Eight Years. That’s how long it took what will likely be the nation’s first offshore wind farm to obtain a federal lease. It is little wonder, in light of Cape Wind’s struggle, that wind advocates have been pushing for greater federal support. Earlier this week, the Department of Energy (DOE) and the Department of the Interior continued efforts to answer that call, jointly announcing the release of “A National Offshore Wind Strategy” aimed at developing the tremendous wind resources off the nation’s coastlines. This interagency effort is backed by 50.5 million dollars in DOE funding to support research and development of offshore wind installations.

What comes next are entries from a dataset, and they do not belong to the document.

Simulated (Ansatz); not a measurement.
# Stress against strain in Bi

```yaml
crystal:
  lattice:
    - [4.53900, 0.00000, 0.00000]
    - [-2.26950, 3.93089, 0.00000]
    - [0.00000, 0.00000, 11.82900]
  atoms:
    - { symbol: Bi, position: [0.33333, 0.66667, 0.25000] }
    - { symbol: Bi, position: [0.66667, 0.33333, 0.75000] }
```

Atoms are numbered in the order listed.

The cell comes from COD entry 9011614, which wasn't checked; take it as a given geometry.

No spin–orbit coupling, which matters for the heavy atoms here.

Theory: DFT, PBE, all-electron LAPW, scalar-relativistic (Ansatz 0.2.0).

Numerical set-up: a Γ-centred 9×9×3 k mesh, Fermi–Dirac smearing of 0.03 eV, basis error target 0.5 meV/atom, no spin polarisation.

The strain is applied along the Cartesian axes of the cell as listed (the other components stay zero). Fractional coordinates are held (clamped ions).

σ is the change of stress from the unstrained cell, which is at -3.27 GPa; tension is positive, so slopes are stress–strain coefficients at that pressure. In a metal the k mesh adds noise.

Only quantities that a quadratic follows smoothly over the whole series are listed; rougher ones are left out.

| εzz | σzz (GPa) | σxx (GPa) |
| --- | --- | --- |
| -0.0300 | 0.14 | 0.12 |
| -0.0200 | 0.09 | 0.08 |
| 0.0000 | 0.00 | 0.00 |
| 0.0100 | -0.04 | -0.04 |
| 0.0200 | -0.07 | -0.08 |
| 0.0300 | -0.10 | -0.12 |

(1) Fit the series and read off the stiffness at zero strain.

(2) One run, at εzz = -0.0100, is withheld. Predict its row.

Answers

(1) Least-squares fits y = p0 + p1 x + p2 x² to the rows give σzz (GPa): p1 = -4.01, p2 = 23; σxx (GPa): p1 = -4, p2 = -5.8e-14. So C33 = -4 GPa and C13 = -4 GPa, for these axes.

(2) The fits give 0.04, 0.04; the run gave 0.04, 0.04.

The nation’s potential for offshore wind power is impressive: according to DOE, wind resources off the U.S. coastline (including the Great Lakes) could theoretically produce an estimated 4,150 gigawatts (GW) of energy—more than four times the current generating capacity of nation’s electrical system. As the new strategy recognizes, however, the difference between theory and reality is significant. Currently, offshore wind farms have considerably higher capital costs than land-based installations, due in part to increased equipment, installation, interconnection, and infrastructure costs. For example, existing installation and maintenance procedures involve the use of specialized vessels that simply do not exist in the U.S.
Further, as a new industry, offshore wind faces unique and novel permitting challenges. Multiple state and federal agencies have jurisdiction over the development of offshore wind farms. In the case of the Great Lakes, for example, DOE notes that eight states and a Canadian province claim jurisdiction—with the U.S. Army Corps of Engineers serving as the “lead agency” for purposes of the National Environmental Protection Act (NEPA). Adding to the complexity is the relative lack of data regarding the environmental and social effects of offshore wind installations.